Live music

Posted on Wednesday 16 April 2003

The link has expired, but a couple weeks ago Jon Pareles had a review of the White Stripes in the Times that criticized them for selling authenticity despite their clearly contrived gimmick. True as far as the observation goes, but I find the criticism a little unfair. For one thing, the new album is actually quite good; gimmick or no, they actually have something fresh and urgent in their sound.
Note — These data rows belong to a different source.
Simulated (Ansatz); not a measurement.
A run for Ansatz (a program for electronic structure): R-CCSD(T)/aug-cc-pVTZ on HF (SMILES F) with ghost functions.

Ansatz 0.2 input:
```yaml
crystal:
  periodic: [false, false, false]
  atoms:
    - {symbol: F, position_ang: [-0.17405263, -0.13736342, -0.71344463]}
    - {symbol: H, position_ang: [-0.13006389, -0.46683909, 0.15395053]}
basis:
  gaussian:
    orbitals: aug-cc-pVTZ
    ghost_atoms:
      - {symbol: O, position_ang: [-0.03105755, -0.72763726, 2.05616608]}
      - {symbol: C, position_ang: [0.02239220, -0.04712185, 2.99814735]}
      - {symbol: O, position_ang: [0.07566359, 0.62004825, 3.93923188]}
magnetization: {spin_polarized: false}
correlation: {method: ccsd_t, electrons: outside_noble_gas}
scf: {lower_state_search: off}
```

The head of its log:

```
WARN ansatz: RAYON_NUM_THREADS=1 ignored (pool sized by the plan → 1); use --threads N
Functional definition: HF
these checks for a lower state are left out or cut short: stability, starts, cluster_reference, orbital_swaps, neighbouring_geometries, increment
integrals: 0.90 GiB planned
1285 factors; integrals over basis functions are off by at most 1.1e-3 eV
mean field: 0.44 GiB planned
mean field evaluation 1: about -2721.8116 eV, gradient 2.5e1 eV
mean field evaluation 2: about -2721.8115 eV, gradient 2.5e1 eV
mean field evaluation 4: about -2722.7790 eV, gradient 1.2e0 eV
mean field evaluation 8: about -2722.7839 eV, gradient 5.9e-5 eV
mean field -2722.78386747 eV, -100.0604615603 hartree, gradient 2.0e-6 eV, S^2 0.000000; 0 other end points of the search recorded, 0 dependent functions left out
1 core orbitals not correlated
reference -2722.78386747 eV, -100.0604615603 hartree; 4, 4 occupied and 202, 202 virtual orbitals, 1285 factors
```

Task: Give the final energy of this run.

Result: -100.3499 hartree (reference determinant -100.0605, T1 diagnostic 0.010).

But even more, we shouldn’t take claims of ‘authenticity’ from punk, postpunk or its followers at face value. What’s appealing about rock music as a form is the ongoing tension between authenticity (that it presents an experience comparable to the person-to-person performance of popular music during pre-industrial times) and commodity form (stardom, to be sure, but also the mass reproducibility of the commodity form of the record album/single). From this perspective, calls to authenticity are actually a reaction to perceptions that something is out of balance, that industrial trends are pushing music away from the functions that subcultures want it to serve. And from this perspective, too, historical nostalgia can actually be read as desire for the person-to-person role of music performance (which is certainly what I felt seeing Spoon’s excellent performance last week here) or even desire for a better realized version of the commodity form (hence vinyl fetishism and retro-Beatlemania).

Or has this all been written before by Simon Frith somewhere?